Riding under the rain was not the most smooth nor safe experience; our hands were hurting, we were riding on wet roads (they were not great roads to start with to be fair) with motorcycles in a really bad state and -it occurred to me only as I am writing this blog- had no type of insurance whatsoever, but we were excited by this whole experience and felt tough enough to go on, until the monsoon became so strong that all the locals riding on the roads started to disappear looking for shelter.
At that point we thought it would have been wiser to do the same so we found one of the usual random “cafe” scattered on the roads with little or no apparent criteria, sometimes far away from anything.
We sat down and had some water and vietnamese snacks (one was a sort of tiny cake in the shape of a frog), the monsoon went on for almost two hours, but to sit there with a roof over our heads and observe was so peaceful and enjoyable that we didn’t feel bored at all.
When the weather finally calmed down we were ready to go; besides the road there were big and green fields or small “forests” and even with the sun hiding behind a thick layer of clouds, everything looked very beautiful and majestic in a way.
We rode to a very small town called Di Linh to have lunch and after that we decided to go visit the mechanic once again as Silvia’s front wheel had been wobbling a bit too much for the whole morning.
And in case you were wondering: yes we had at least one motorcycle problem per day, which by the end of the trip made us quite informed on how to deal with that kind of vehicle and engine, as being both motorcycle enthusiasts, we would always carefully watch to try learn from the people fixing our bikes.
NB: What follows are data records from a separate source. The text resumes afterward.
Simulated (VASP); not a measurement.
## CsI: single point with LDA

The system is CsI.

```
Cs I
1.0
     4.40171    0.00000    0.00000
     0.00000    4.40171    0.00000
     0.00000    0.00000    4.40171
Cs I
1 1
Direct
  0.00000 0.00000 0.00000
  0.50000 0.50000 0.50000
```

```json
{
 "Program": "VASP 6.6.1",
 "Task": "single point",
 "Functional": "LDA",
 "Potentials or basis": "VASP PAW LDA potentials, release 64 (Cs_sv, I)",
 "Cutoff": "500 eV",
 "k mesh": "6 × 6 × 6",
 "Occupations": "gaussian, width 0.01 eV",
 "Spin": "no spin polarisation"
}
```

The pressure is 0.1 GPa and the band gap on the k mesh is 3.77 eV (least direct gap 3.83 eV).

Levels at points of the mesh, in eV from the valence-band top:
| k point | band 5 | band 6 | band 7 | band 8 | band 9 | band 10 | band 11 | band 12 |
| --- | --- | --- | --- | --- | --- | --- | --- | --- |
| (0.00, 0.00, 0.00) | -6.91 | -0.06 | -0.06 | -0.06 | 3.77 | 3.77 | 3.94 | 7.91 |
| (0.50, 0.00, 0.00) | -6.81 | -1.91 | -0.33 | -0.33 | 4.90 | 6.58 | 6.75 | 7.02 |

We are not sure how but it appeared that the wheel bearing had too much space so it was moving, and some other washers and small pieces where missing from inside the wheel. After many attempts to find the right size washers to add in and many failed tests, the Honda-authorised mechanic came up with the most creative solution we had seen so far: he cut open a CocaCola can and used it to fill the space between the bearing and the inside of the wheel. Definitely not the ideal solution as the friction would have made the piece of can melt and made a proper intervention later on a lot harder to do, but that’s what we had, we only needed to hope everything would have been okay for another day; just the time to get to HCM City safely.
After this long mechanical intervention we were finally able to continue our journey to Bao Loc, it kept raining every once in a while and after a couple of hours we arrived. We decided to try find a hotel but it turned out to be a lot harder than we thought; we went towards what seemed to be the city centre hoping to find some useful information. NO ONE there spoke English at all, then we noticed a white-looking man sitting in a telephony shop, we thought we had a good chance he would be able to communicate in English so went to speak to him: turned out he was Russian and could in fact speak English; he owned the shop and seemed extremely puzzled as to why we were in Bao Loc.
When we asked him if there was any tourist information centre around he laughed and said: “why would a tourist ever come here?!”.
Seemed like we were off the usual tourist beaten track, which made us feel a bit gassed and adventurous.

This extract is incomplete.